Everyone a Scientist
Have you ever listened to an eight year-old ponder the clouds? Her questions are dreamy, imaginative, big.
Could I pull them apart?
Why do they change so fast?
What if we froze one?
Do different types of clouds appear during different seasons?
What is so interesting about this line of questioning is that it is the purest example of scientific inquiry. Children, by their nature, approach the world with scientific habits of mind. They ask huge, often counterintuitive questions with an open mind and tend not to attach themselves to a specific outcome. They are poised to evaluate the data they uncover by building their understanding of the world around them.
And the way we teach science in most schools currently omits this from science and focuses on established knowledge and reenacting past experiments.
No one believes that one can learn to write without writing. But for too long, we have believed that science can be taught without doing science. Learning established knowledge is certainly an important part of the curriculum, but if children are not doing science, we are not teaching them science.
Data and research results now underpin daily life and certainly dominate many critical issues of government policy today and in the future. Being able to engage in decision making depends on having scientific habits of mind – the understanding of the research approach and the ability to evaluate data and ask critical questions. In this light, it can hardly be surprising that there is so much confusion regarding climate change and other important issues. The fact is, neither politicians, nor the media, nor the general public has been taught to reason with data and to ask key questions. So, it is no wonder we cannot come to a consensus about the most basic issues that we face regarding the welfare of our planet. Democracy requires citizens who have had a chance to do science as part of their education.
The good news is that the means to solve this problem are readily available.
Backyards and school yards make terrific laboratories and they’re free and available. The means to take many environmental measurements are inexpensive or free. Questions about these data are within the intellectual reach of even young students. We must encourage children to be the innate observers of the world around them that they already are. This is the starting point of doing science. One goes from observations to ideas about what is seen and questions to answer. Choosing answerable questions, doing careful, consistent measurements, assembling and analyzing data, reasoning to conclusions, and presenting results take a child from mere curiosity to actually doing science.

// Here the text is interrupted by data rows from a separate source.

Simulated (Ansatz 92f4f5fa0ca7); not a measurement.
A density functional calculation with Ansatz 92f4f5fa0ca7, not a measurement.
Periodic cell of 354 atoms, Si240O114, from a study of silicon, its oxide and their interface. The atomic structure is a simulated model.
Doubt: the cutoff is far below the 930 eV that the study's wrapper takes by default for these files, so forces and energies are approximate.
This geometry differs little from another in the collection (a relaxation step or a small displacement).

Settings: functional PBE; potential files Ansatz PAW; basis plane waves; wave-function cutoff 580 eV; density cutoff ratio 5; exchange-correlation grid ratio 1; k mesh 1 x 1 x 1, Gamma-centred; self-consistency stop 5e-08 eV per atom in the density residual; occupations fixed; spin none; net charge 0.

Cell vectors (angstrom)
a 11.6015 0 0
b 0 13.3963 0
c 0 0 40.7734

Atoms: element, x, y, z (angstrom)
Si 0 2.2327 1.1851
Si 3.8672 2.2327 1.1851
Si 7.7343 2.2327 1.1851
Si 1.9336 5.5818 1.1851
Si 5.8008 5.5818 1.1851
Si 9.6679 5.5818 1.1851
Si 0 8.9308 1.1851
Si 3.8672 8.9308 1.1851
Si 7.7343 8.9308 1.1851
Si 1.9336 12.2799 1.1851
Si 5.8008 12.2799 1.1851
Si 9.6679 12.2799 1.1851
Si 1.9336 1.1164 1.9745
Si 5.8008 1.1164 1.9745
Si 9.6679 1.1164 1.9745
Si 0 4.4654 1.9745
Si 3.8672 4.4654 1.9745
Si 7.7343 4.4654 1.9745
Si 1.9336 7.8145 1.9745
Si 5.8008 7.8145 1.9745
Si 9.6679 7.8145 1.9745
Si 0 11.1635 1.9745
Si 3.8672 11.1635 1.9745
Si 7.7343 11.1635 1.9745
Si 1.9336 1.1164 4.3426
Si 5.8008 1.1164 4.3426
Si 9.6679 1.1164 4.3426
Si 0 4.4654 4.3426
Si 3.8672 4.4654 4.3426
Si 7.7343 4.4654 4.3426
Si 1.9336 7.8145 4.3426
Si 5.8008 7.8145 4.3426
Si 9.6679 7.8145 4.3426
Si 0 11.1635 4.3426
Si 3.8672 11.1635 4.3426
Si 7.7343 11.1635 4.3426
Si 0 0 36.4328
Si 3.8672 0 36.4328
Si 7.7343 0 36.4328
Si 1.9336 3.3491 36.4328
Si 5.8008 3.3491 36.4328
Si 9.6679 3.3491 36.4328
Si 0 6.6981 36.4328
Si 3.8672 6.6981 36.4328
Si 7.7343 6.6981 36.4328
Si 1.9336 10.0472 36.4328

Today in education, assessment is required. There are many complaints about teaching to the test. What is needed is to teach through the test rather than to it. To judge how well a student has learned to write, the student needs to write something that can be evaluated. To evaluate science learning, the student needs to do a research project and present it for evaluation. Today there is an extensive network of science fairs that provide just this type of evaluation. Instead of using them to look for prodigies and those destined to be professional scientists, fairs should evaluate student work using rubrics aimed at determining how well scientific habits of mind have been developed.
Helping to address environmental questions and challenges, whether local, regional or global in scope, motivates youth. Doing environmental citizen science affords them a chance to contribute to their world and community.
Then and only then can we have a populace that isn’t intimidated by science, hostile to it, or naively deferential to it. We will have a nation of scientific thinkers and problem solvers.